So, as you may or may not know, I’m fulfilling one of my childhood dreams. In addition to the software development, IT and plumbing, I’ve been working as a part-time bicycle mechanic for the past six months or so. It’s good work, if you can find it.
Anyway, I’ve been following the Australian bicycle industry since I’ve moved here, and recently read two very good articles on the local and global bicycle industry. Here’s your summer reading list.
- First, Cycling IQ has a great series on vertical integration in the bicycle industry using the Australian market as an example in ‘Vertical Limit‘.
- Second, INRNG has a short piece, ‘Who made your bike?‘, which should be pretty self explanatory.
A recent personal experience with some of the practices outlined in the Cycling IQ article concern the origin of those shiny silver 105 lervers that found their way onto the purple plastic Trek (which was made in Wisconsin by someone wearing a cheese hat, and since it was 1994, likely a mullet). The levers were ordered from the UK, but not from the huge online shop you’d expect. The obviously-new levers arrived in unmarked plastic bags along with similar bags containing the cables, housings and other small parts, and all for significantly less than the wholesale Australian cost for the same levers in a retail box.
Where did these come from? Read the Cycling IQ article and decide for yourself. I’m not going to make a judgement on these practices– there are clear winners and losers on both/all sides any way you look at it.

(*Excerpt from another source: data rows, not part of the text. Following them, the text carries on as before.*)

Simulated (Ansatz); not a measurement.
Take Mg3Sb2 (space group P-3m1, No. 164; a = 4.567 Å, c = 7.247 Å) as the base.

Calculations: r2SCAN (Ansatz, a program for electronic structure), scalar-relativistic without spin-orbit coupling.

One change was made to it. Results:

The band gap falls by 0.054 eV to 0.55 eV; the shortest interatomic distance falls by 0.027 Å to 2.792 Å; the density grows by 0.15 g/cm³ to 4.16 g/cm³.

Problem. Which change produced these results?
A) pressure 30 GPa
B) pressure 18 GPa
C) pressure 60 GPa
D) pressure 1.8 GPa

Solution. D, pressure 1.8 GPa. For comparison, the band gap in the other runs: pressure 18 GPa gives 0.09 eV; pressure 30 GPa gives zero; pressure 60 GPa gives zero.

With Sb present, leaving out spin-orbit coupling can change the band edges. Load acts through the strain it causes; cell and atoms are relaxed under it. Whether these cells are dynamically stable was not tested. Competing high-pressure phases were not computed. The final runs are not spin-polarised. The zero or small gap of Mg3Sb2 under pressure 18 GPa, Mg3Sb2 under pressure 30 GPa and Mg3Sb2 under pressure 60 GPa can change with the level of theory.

Finally, who made my bikes? Well, as I already mentioned, the Trek was made in Wisconsin, as was the Gunnar. The Eriksen was made in Colorado, and the Kona was probably made by someone in the INRNG article.
What does this mean? Not much. While there is a certain amount of pride riding a bike made in your own country, all it really means is that the Trek and Gunnar would probably sound funny if they spoke.